I think we throw people off by reminding them of Kings X on one song and Fates Warning the next. But we write to please ourselves and letting all of our influences and experiences show through make us happy

Ah so you don't "brand" SL, meaning you don't throw ideas or songs to the trash because it doesn't sound like SL.

Not very often, but there have been a few songs tossed out. Usually to be used elsewhere, like a solo project. Our writing process: one of us will write at home and bring things into practice. Usually pretty complete. So, for myself, I might decide a riff doesn't fit when I'm writing at home, so it never makes it to the band. Sometimes when we're writing or arranging together we'll scrap a riff that we're trying to put into a song and it just wont fit. We love complexity but we want to balance it with melody and listenable songs. And some songs have gone unfinished for a long time. We've never really tossed anything out. There are songs from Anomaly that we don't play anymore though.

I see, that's quite the usual process. And well, if a song isn't pushing the audience at live shows, well, why play them. That would be self destructive. They still turn out fine on the home stereo, I bet.
Being a totally independent band, what do you guys think about the "internet kills music" campaign of the industry?

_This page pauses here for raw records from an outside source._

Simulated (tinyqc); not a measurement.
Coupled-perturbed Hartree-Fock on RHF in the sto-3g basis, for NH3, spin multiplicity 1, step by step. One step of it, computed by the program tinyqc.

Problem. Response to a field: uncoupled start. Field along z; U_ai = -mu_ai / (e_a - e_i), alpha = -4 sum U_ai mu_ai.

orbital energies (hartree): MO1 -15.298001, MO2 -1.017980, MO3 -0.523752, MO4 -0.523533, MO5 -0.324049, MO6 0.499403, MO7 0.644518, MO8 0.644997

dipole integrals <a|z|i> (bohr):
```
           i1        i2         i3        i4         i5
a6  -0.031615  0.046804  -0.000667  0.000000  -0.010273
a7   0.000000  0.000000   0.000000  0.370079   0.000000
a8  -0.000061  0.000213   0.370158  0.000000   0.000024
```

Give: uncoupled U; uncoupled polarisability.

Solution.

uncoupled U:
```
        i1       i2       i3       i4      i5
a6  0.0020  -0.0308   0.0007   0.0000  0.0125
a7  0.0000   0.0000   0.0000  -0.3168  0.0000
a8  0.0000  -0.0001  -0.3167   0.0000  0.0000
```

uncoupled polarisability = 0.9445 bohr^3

Without the internet we would not have made it this far. Its the best tool independent artists have ever had. We've reached fans and friends in places that would have been impossible before. The local music scene here isn't great so we need to reach a wider audience outside our local area. Its kinda the 'long tail' idea at work. That said, I do hope people stop stealing music someday. Just because you can get something for free doesn't make it right.
What are your thoughts on it?

well i think I have more than just one thought. first of all, yes the net is great for spreading the world.
About stealing music, well there are many who simply save money by downloading music from the web, and I wished they'd be as honest as me and pay the artists for doing their work.
on the other hand I've seen a couple of people learning to know bands and artists that way they've had never heard of otherwise, and lately buy the cd afterwards. So if you see it that way it is still a good opportunity to spread one's tastes.
One thing is for sure, it won't be stopped, no matter what efforts will be done. And, by the way, when we were young, we lent the vinyl from friends and recoded them to cassettes, because we hadn't have the money to purchase all the fine music. So, in my case, I stole tons of music as a teenager...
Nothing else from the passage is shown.